This commission's mandate was to hear those narratives offered by the victims of apartheid (limited to the period between 1960 to 1994) and to determine who was, in fact, a victim (a term specific here to those brutalized by politically motivated violence). The goals were to record their stories, to bring to justice perpetrators of crimes against humanity, to have such perpetrators reveal all hidden information about their crimes, and then to orchestrate their requests for forgiveness involving those victimized as well as the families of those who were killed. The commission was also obliged to offer recommendations for how to compensate such victims.
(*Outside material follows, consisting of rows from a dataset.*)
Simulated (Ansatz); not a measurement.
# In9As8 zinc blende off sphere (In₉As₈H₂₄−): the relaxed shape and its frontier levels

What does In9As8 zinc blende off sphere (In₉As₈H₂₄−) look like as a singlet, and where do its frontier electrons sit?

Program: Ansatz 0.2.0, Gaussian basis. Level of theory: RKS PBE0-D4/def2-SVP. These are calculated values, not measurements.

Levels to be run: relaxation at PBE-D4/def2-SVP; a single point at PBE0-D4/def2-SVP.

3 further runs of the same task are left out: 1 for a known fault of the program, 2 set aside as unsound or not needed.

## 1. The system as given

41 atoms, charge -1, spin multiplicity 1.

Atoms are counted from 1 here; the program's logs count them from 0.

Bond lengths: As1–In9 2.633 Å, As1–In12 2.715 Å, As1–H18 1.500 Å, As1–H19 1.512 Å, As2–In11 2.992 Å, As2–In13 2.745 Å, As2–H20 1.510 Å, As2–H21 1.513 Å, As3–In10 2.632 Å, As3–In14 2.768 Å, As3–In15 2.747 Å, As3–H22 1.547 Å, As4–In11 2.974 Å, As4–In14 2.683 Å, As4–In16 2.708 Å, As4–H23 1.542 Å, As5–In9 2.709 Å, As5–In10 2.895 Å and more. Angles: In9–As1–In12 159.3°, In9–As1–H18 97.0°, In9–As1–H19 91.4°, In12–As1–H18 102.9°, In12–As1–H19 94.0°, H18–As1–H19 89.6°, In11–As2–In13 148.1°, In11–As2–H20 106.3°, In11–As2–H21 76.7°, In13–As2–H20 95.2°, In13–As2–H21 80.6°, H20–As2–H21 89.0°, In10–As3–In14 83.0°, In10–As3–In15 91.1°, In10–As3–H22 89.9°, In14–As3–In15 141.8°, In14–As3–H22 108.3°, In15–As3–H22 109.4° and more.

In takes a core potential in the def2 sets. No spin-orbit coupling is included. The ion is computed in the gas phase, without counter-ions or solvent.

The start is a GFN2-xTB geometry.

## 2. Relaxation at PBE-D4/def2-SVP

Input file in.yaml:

At times, perpetrators did break down and admit their guilt. They wept in front of victims or their families and asked forgiveness, thus achieving one of the main mandates of the commission--to seek reconciliation. But this goal has also been the source of a great deal of criticism and cynicism. Some feel that given all that occurred, reconciliation was always an inappropriate goal for the commission. But the terms of the commission--the possibility for amnesty, the emphasis on truth, truth-telling, and reconciliation--were established before the end of apartheid. They were negotiated in the transfer of power, when it was determined that the government would not seize property and that there would be the possibility of individual amnesty, but no general amnesty. The process was completely dependent on the stories of individual South Africans.
Once the testimonies of the 21,400 people who came forward were transcribed and categorized, a full eighty percent were designated as the stories of "victims." (1) Perhaps most significantly, the hearings of the commission were transparent, taking place in open, public sessions that were available to everyone via radio and television. The whole society became immersed in this process. Many books have been written detailing the process in the name of the commission and by the commissioners themselves, as well as by journalists, political leaders, victims, and perpetrators.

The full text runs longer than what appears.